Assume we wish to examine the distribution of cities on the globe. If we had a table of the form [City] [Country] [Population Count] [Latitude] [Longitude] this would be an easy task and as we just showed this table is trivially specified in a concise, structured format. However, trying to get this data out of a SPARQL based Freebase frontend can be quite challenging even if we are sure that as in this case the data is in there. Try writing a SPARQL query for our Qlever instance and you will see, if you don't believe us it's possible send me a mail.
This gap between the availability of a simple concise description, queryable datasets and the effort necessary to extract the result is what we aim to close.
Goal: design, implement, and evaluate a system that given a concise, structured table definition generates the resulting table using a knowledge base as its data source. While the definition is concise and structured note, that there is some fuzzyness to the category names which should not need to match the exact name of the associated knowledge base entity since these have often non-human-readable format, unexpected names and/or require a detour via mediator entities.
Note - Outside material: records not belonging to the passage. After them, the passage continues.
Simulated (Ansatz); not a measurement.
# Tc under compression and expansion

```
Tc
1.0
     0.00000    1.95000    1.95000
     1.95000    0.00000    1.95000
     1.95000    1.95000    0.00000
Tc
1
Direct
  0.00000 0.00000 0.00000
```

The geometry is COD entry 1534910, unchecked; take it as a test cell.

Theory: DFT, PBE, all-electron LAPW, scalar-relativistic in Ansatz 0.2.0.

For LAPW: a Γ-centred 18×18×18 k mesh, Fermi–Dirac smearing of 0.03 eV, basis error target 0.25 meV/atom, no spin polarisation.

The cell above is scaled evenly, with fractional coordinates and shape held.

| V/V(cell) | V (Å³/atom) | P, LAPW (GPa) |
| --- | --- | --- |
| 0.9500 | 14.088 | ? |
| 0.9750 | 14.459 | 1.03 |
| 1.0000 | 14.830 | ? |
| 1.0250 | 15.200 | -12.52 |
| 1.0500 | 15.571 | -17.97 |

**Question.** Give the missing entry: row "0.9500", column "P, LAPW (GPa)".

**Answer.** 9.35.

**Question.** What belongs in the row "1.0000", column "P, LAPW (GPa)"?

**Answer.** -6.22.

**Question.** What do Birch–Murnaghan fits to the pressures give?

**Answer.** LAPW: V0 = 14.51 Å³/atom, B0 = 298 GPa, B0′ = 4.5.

Step 0: Search the literature for solutions to this problem, familiarize yourself with the available knowledge base systems, SPARQL and try your hand at a medium number of manually designed queries and example tables. Start designing a simple definition for a table description format, this is not set in stone however. DOCUMENT YOUR QUERIES AND DISCOVERED PROBLEMS
Step 1: Design and implement a baseline version using for example exact entity names with a rule based approach. Design a simple but useful benchmark against which your system can be evaluated. This will give you an idea of where you stand, what kind of errors are still present. This also gives you the opportunity to evaluate if and where your approach may have gone in the wrong direction.
Step 2: Using more advanced techniques such as simple machine learning algorithms tackle the problems discovered in the previous step. Handle synonyms for the categories and possibly allow for additional data filtering. If necessary improve the performance of query generation. Design and implement a web frontend allowing easy interaction with your system both for human and machine users.